Jobs in EAC said to be too few for the youth


ECONOMIC growth within the East African partner states is not generating sufficient jobs especially for the region’s ballooning number of young men and women.

In 2010, East Africa’s youth accounted for 45 per cent of the total population. This number continues to grow and it is estimated that 75 per cent of region’s total population will be under the age of 34 in 2030.

The EAC Deputy Secretary General in-charge of productive and social sectors Mr Christophe Bazivamo said at the youth employment workshop in agriculture taking place in Dar es Salaam that the youth constitute the largest segment of the population across the EAC.

“Rural poverty and food security remain persistent and are linked with this problem of jobless growth,” he said. A regional inception workshop to launch the joint East African Community (EAC) and Food Agriculture Organisation (FAO) Project on Youth Employment in the Agricultural Sector in the EAC has kicked off yesterday.
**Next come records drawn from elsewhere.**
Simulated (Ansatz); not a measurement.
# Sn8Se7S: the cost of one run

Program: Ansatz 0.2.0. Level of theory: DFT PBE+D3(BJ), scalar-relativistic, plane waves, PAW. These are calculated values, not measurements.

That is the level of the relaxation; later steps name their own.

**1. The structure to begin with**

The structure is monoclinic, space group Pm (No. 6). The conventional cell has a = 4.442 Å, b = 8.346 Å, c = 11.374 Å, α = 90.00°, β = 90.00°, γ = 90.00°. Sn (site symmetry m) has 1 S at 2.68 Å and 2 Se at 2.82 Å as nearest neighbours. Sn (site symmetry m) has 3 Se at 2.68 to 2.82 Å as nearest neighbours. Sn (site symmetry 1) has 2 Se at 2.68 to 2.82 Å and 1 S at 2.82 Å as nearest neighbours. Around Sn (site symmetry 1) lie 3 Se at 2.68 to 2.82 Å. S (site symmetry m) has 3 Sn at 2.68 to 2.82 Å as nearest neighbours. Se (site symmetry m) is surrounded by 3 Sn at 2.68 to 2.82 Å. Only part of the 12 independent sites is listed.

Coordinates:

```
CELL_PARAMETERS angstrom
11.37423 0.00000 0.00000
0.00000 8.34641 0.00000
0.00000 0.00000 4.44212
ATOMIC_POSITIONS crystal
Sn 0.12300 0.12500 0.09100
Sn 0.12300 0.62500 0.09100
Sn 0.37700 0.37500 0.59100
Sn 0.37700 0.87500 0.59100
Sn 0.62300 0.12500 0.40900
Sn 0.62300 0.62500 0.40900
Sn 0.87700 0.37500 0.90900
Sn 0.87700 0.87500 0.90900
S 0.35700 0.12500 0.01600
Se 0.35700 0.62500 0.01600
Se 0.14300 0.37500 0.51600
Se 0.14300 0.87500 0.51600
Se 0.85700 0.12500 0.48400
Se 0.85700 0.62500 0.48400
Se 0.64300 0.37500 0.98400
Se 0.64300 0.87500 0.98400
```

He informed the meeting that EAC with financial and technical support from the FAO had prioritized the promotion of youth employment in the agricultural sector as one of the Community’s flagship initiatives. “This will be pursued under a Technical Cooperation Project (TCP) on Promoting Youth Employment in the Agricultural Sector in the EAC.

The overall objective of the TCP is to contribute to reducing rural poverty and boosting economic growth by supporting the creation of better opportunities for youth in the agricultural sector,” he said. He said it was unfortunate that Africa spends over 35 billion US dollars on food imports, which is a huge economic burden.

“Unless the current trend is reversed, Africa will spend 110 billion US dollars on food imports by 2025. The amount of money channeled to imports could make a big impact if invested to promote agricultural production and productivity,” he said.

He identified post-harvest food loss as one of the largest contributing factors to food and nutritional insecurity in Africa with more than 30 per cent of food produced for human consumption being lost or wasted through post-harvest losses, adding that the youth if supported could transform post-harvest losses into investment opportunities through value addition and agroprocessing ventures.

He urged EAC Partner States to look at agriculture in a multisectoral perspective, noting that Inclusive agricultural growth and transformation calls for an integrated approach. He said that infrastructure development is critical for catalyzing transformation of the agriculture sector.

“The lack of infrastructure drives up the cost of doing business and also discourages the private sector from investing in agricultural value chains. Linkages with agro- industrialisation fundamental.

For instance agroprocessing would help stimulate production by expanding and enhancing access to markets,” He emphasized the need to identify youth involved in transformational agricultural initiatives so that they are recognized and rewarded, noting that this would motivate more young people to recognise that investing in agriculture was a highly profitable initiative.

FAO Sub-regional Coordinator for Eastern Africa and FAO Representative to the African Union and the UN Economic Commission for Africa, Dr Patrick Kormawa, highlighted the worrying demographic trends in the EAC. He noted that the EAC was becoming home to an increasingly young population.

He said true rural transformation cannot be accomplished in the EAC without empowering the youth as actors of change. “FAO believes that boosting youth employment in agricultural value chains is a low hanging fruit for harvesting sustainable development, food security, and rural poverty reduction,” he said.